Triangulum Galaxy (M33)
The Triangulum Galaxy is the third largest galaxy in the Local Group. Even in an 80mm refractor under really dark skies, there are hints of its spiral structure.
Double Cluster (NGC 869 & NGC 884)
When viewing this target, can you spy hints of a third galaxy nearby, NGC 957?
The Pleiades is a wonderful visual treat for any binoculars or small telescope. With a wide-angle scope, can you see the reflection nebula? Also try to spot the large, faint emission patches IC 353 and IC 1995, located about 1.5° northeast of M45.

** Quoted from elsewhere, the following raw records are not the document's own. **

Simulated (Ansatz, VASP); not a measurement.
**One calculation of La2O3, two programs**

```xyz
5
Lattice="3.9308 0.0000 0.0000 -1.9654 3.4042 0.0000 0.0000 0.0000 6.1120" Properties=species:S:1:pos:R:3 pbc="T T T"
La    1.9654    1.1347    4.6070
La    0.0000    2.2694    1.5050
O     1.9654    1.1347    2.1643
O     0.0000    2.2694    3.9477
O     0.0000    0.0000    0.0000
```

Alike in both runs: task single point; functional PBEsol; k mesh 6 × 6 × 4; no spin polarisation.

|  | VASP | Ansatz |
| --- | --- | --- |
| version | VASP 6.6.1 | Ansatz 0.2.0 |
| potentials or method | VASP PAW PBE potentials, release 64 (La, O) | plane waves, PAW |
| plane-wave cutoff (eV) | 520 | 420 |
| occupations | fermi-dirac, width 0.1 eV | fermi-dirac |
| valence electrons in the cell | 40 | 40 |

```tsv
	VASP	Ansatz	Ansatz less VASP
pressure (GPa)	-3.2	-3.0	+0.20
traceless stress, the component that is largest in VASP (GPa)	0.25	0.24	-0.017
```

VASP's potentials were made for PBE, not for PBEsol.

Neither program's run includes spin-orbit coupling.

California Nebula (NGC 1499)
This one can be a challenge if you’re not prepared. Go armed with an 80mm refractor, a low-power 2″ eyepiece, and a Hβ filter, and this object should reveal itself from any dark-sky site.
M36 to M38
The entire expanse between M36 on the east and M38 on the west is a grand vista. A wide-angle telescope with about 4° of true field should get you a wonderful view of the two open star clusters, which form a triangle with emission nebula NGC 1931. The Flaming Star Nebula (IC 405) is about 3° west of NGC 1931 but difficult to see visually.
Sword of Orion
This is one of the best vistas in the night sky, presenting seven NGC objects: 1973, 1975, 1977, 1982, 1976 (also known as M42, the Orion Nebula), 1988 and 1999.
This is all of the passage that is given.